Guardianship, on the other hand, is not necessarily permanent.  Guardianship can be temporary in the right circumstance (but it is intended to be a long-term plan, no natural parent should enter into a guardianship thinking they can return to Court swiftly thereafter).  This is because in a guardianship, the rights of the natural parents are not terminated.

In a guardianship, the foster parents who have had the child while the DCYF case remained open to the Courts, agree to keep the child, care for her, raise her, and make decisions on her behalf almost as if they were natural parents.

The guardians also get to decide whether either natural parents may visit or even speak to the child!  Too many parents agree to a guardianship in order to avoid the more draconian option (adoption) without fully comprehending this fact.

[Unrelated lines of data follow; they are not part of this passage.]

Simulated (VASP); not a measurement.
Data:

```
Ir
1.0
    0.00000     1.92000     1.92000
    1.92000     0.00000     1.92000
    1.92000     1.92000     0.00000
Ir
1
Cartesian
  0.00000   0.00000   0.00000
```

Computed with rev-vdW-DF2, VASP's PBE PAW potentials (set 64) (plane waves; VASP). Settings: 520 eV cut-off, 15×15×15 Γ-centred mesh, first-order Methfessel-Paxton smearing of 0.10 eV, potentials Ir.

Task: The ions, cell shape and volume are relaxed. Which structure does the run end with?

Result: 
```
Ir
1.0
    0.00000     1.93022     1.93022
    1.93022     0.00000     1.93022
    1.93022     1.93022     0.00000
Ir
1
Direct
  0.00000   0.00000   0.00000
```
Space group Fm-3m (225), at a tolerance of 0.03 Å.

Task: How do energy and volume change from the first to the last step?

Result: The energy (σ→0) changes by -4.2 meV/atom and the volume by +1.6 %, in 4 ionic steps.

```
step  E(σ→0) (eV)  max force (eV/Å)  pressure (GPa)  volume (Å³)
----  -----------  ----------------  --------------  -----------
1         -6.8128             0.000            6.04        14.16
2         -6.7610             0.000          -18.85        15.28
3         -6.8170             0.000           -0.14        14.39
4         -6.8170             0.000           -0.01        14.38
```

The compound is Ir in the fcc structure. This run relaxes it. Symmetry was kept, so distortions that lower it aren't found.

Once you allow another party to become the legal guardian of your child, that person alone makes all major and minor decisions for the child.

The benefit of a guardianship to the natural parents is that the process is not permanent; the natural parent can return to the Family Court if and when they feel they are again ready to safely care for their child (remember, in a guardianship, the child is still the natural parent’s).

The Family Court will then conduct an analysis to determine whether the children should remain with the guardians or return to the birth parent(s).

There is another major benefit to birth parents who agree to guardianship compared to adoption in the R.I. Family Court.

DCYF keeps track of which parents have their rights terminated, and the Department may become involved with any children born to that parent thereafter.  Meaning, if you have a DCYF case and that cast lasts longer than one (1) year, and the Court is not convinced after the one-year anniversary of the case that the child can reunify, then a parent will have to decide between “giving the child up for” adoption or guardianship.

If the parent does agree to have his or her child adopted, then any children he or she has later may also be taken into state custody!

Please note that this discussion covers the meaning of “Guardianship” in Family Court, not Probate Court where it can have different consequences.